Liberals urged to ‘put food in the budget’
TheStar.com – news/Ontario
Published On Thu Mar 10 2011. Laurie Monsebraaten, Social Justice Reporter
Back in 1995, the opposition Liberals scorned the Mike Harris government’s so-called “welfare diet,” which purported to show that a single person on social assistance could eat for $90 a month.
Today that meagre Tory shopping list — which included pasta but no sauce and bread but no butter — costs $48 more. And yet since the Liberals took office in 2003, a single able-bodied person on welfare gets just $29 more in their monthly cheque for food.
“It’s no wonder food bank use in Ontario is soaring,” said social policy expert John Stapleton, who used the 1995 shopping list to buy the welfare diet at a Scarborough discount grocery store in January.
It is one more reason anti-poverty activists across the province are calling on Finance Minister Dwight Duncan to put a $100 monthly food supplement for welfare recipients in this spring’s provincial budget.
On Thursday, the Toronto Anglican Diocese is highlighting the need at a Queen’s Park rally. About 80 area parishes, representing more than 30,000 Anglicans, are backing the call for the Liberals to “put food in the budget.” They will be joined by food activists from other faiths and representatives from 30 other Ontario communities who are also concerned about rising hunger across the province.
With an $18.7 billion provincial deficit and Wednesday’s promise of no new taxes, Duncan will be hard-pressed to give people on welfare an additional $1,200 a year, rally organizers acknowledge.
“It’s a question of setting priorities,” says Bishop Linda Nicholls. “We don’t accept the argument that Ontario can’t afford to help the poor.”

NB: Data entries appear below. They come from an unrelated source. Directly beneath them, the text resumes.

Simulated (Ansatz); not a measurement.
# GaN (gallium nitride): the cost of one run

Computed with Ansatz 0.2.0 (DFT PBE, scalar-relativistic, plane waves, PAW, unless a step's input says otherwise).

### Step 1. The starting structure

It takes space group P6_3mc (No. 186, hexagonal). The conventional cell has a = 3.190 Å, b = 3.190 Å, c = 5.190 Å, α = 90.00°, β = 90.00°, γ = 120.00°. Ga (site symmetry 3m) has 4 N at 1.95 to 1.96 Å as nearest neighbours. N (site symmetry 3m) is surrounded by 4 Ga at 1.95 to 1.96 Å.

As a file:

Welfare, which increased by 1 per cent last fall, is just $592 a month for a single person, up from $520 in 1995.
Tracy Mead, 45, has been struggling with hunger for three years since ill health forced her to trade her overnight security guard job for welfare.
She supports the $100 food supplement, but only as an emergency measure until the province completes its 18-month social assistance review under former United Way president Frances Lankin and former Statistics Canada head Munir Sheikh.
“You are always on edge, always thinking about food and where you are going to get another $20 to go to the store and get what you need,” says Mead, who will speak at Thursday’s rally. “It’s complete stress all the time.”
If it was difficult to survive in 1995 on the welfare diet after the Tories cut rates by 21.6 per cent, it is even tougher today, says Stapleton.
Since then, welfare has inched up by 14 per cent, inflation has grown by 34 per cent and food in the welfare diet has shot up by almost 54 per cent.
The impact has been particularly dire on single people on welfare who have not benefited from the introduction of federal and provincial child benefits, he says.
The trend is alarming, especially since the number of single people on welfare has jumped by 57 per cent to 143,000 cases since 2000, Stapleton says.
At the same time, lone parent households on welfare have dropped by 21 per cent to just 76,000 cases.
In a recent research paper he co-authored for the Institute for Competitiveness and Prosperity, Stapleton warns that Ontario’s poverty reduction strategy cannot ignore the links between access to healthy food and the province’s long-term economic health.
“Countless studies show that a healthy labour force results in higher life expectancy, higher labour productivity, lower health costs and an overall higher standard of living and well-being,” he says in the report entitled “The poor still pay more: Challenges low income families face in consuming a nutritious diet.”
The report recommends a new housing benefit for all low-income households that would free up money for food; incentives to encourage retailers of lower priced and healthier foods to locate in low-income areas; and lower dairy prices through the eventual elimination of dairy marketing boards.